I need to play my favorite game every day or else I’ll die. Similarly, if I continue playing this game I will kill myself. So you can see the predicament that I’m in. When I cry I can’t even tell if they’re sad tears or tears of joy. I hate this game so much I can’t even bring myself to write its name.
I’ve been playing since I was 9 years old and I’m 25 now. Most of the anger I’ve ever felt can be traced back to this game, and yet I must return every day with a smile on my face, duty-bound to feel the pain of playing it. When I win, I feel like God himself, smiting those who have desecrated the world I have created. When I lose, I simply blame the devs so the rage stays tucked away deep inside my hollow soul.

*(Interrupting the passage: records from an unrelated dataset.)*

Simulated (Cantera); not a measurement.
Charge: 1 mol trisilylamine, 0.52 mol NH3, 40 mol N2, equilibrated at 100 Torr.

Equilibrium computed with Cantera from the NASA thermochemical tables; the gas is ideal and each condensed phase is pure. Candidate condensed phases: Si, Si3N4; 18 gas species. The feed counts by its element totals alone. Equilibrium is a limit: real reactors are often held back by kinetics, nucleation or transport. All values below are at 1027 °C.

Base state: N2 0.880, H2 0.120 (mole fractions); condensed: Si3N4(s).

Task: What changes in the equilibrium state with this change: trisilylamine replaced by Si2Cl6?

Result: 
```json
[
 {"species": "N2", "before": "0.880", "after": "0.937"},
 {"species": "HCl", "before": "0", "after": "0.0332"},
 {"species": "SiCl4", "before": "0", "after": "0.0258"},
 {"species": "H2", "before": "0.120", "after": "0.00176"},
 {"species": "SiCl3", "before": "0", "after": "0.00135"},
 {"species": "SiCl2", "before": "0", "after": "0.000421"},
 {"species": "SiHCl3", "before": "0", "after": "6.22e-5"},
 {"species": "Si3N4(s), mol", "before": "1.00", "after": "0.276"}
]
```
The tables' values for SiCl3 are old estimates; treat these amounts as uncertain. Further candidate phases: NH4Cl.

The best part about my favorite game is how it’s got its own unique style, but its main appeal is that it’s unfinished and broken. What’s the point of playing a game that works every time you open it? Where’s the mystery in that? It’ll break for absolutely no reason whatsoever, and it ruins my entire week because that means I can no longer ruin my entire week by playing it. I get hostile towards everyone I know because I was momentarily freed from the eternal prison that is this game and I love every second of it.
Every time I uninstall the game to try to fix one of the many issues that makes it unplayable, I sit there for a second after. Should I reinstall it? Or should I move on, become happy again, and probably become a billionaire with all the free time I’d suddenly have?
But time and time again, I find myself reinstalling like the trained pain-seeking dog I am. The lure is simply too powerful. I can always feel I’m only way-too-many Gigabytes of hard drive space away from going to bed angry again. Sure, my routine is slowly killing me inside, but it’s my routine! I need my routine.
At this point I am sure you are aware of my favorite game. I’ll tell you, but only because we’ve trauma bonded over this together and you seem cool. It’s Burger King Pocket Bike Racer.